1) OP ED: Egypt Attacks Show That Muslims Are Often Victims Of Extremism: Last Friday, Egypt was hit with devastation as the al Rawdah Sufi mosque in Bir al-Abed was attacked by extremists who killed 305 worshipers (27 children were among the dead). The attack began with a bomb exploding as people were finishing their Friday prayers. Militants opened gunfire as worshipers tried to escape. It is the deadliest ever attack on civilians in Egypt’s modern history. In the wake of this horror, British scholar Dr. Ha Hellyer has written an op-ed for the Guardian stating that “the primary target of radical Islamist groups is, and always has been, other Muslims.”
2) In Morocco, Jews and Muslims Celebrate Interfaith Festival: Every fall, the quaint seaside town of Essaouira, Morocco reclaims its lost Jewish community by staging a lively festival of Andalusian music designed to bring Jews and Muslims together for a weekend of concerts and discourse.
3) Anti-Muslim Messages Surge Online By Fake Accounts: The Guardian reports that “a global network of anti-Muslim activists is using Twitter bots, fake news and the manipulation of images to influence political discourse.” Patrik Hermansson, a researcher for the UK advocacy group Hope not Hate, remarks that “the growth among Twitter accounts and websites spreading anti-Muslim hate is alarming.”

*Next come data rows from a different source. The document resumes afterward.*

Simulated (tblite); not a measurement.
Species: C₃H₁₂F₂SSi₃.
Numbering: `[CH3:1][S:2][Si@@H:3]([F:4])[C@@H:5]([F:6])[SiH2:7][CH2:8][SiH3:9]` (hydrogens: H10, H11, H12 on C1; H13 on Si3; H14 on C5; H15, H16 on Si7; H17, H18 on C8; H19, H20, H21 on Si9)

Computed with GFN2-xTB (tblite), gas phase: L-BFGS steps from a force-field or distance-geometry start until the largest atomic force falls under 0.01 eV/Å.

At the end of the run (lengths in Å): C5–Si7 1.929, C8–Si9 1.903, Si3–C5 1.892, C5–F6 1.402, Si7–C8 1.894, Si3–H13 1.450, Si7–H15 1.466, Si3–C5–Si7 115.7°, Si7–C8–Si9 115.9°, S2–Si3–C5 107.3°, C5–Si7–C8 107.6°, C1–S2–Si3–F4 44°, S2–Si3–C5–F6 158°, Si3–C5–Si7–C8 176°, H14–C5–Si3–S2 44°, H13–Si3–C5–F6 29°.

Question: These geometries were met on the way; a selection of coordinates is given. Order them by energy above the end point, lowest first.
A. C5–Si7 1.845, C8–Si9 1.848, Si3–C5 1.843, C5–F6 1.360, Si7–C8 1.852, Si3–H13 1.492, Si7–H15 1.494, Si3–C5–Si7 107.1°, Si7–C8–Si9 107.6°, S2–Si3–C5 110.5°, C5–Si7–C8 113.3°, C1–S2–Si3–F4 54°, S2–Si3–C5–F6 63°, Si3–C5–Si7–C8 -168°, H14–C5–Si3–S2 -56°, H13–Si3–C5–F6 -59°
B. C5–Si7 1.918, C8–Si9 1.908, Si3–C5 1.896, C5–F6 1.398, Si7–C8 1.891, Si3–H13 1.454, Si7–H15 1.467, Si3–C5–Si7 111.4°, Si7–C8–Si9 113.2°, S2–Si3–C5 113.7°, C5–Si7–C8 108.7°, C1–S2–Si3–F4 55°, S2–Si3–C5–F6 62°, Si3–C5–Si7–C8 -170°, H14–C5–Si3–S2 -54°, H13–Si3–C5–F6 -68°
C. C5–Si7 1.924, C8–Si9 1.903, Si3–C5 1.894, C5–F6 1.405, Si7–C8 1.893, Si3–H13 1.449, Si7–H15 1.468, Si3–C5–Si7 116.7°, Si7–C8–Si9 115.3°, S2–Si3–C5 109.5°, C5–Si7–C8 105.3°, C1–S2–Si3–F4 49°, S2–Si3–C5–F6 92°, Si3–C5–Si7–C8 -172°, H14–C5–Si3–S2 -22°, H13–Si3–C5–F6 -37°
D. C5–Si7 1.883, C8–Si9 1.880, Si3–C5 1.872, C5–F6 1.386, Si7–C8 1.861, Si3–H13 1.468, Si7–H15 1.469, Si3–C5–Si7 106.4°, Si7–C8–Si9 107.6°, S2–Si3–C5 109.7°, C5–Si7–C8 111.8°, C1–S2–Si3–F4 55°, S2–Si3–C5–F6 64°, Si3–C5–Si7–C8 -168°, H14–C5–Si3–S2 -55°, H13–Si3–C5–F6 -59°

4) The Muslims of South Korea Reflect On Their Double Identity: The Korea Tourism Organization reports that the number of Muslim tourists visiting South Korea is expected to reach 1.2 million people by the end of the year. With that in mind, South Korea is rolling out the welcome mat to Muslim tourists by increasing the number of Halal certificates for its restaurants and prayer rooms, and launching promotional videos educating locals about the faith and culture.
5) And lastly, Darfur Poet Puts Human Face on International Crises: As a child, Emtithal Mahmoud fled war in the Darfur region of Sudan. She says growing up as a Muslim woman and an immigrant in Philadelphia, she soon discovered a love for poetry. This enabled her to not only articulate her experiences in Darfur, but also put a human face to the international crisis.